Your palate will be pleasantly amused by the range of dining choices available in Puerto Rico. In San Juan you can find restaurants serving everything from Italian to Thai, as well as superb local eateries serving comida criolla (traditional homestyle Puerto Rican food). No matter your price range or taste, San Juan is a great place to eat.
Puerto Rican cooking uses a lot of local vegetables: plantains are cooked a hundred different ways—as tostones (fried green), amarillos (baked ripe), in mofongo (mashed and fried), and as chips. Rice and beans with tostones or amarillos are accompaniments to almost every dish. Locals cook white rice with habichuelas (red beans), achiote (annatto seeds), or saffron; brown rice with gandules (pigeon peas); and morro (black rice) with frijoles negros (black beans). Yams and other root vegetables, such as yucca and yautía (yams), are served baked, fried, stuffed, boiled, and mashed. Sofrito—a garlic, onion, sweet pepper, coriander, oregano, and tomato puree—is used as a base for practically everything.

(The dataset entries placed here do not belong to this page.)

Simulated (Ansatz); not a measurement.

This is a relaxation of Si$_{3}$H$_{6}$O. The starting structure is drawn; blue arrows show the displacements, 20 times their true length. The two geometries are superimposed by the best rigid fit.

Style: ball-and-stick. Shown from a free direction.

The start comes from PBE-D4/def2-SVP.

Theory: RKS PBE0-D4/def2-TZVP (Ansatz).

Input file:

Beef, chicken, pork, and seafood are rubbed with adobo, a garlic-oregano marinade, before cooking. Arroz con pollo (chicken with rice), sancocho (beef or chicken and tuber soup), asopao (a soupy rice gumbo with chicken or seafood), and encebollado (steak smothered in onions) are all typical plates. Also look for fritters served along highways and beaches. You may find empanadillas (stuffed fried turnovers), sorullitos (cheese-stuffed corn sticks), alcapurrias (stuffed green-banana croquettes), and bacalaítos (codfish fritters). Caribbean lobster, available mainly at coastal restaurants, is sweeter and easier to eat than Maine lobster, and there's always plentiful fresh dolphin (the fish, not the porpoise) and red snapper. Conch is prepared in a chilled ceviche salad or stuffed with tomato sauce inside fritters.
Puerto Rican coffee is excellent black or con leche (with milk). Coffee isn't an on-the-go thing here. In cafés like Kasalta, in the Ocean Park neighborhood of San Juan, people linger over it, chatting with friends as they savor every drop. The origin of the piña colada is attributed to numerous places, from the Caribe Hilton to a Fortaleza Street bar. Puerto Rican rums range from light mixers to dark, aged liqueurs. Look for Bacardí, Don Q, Ron Rico, Palo Viejo, and Barrilito.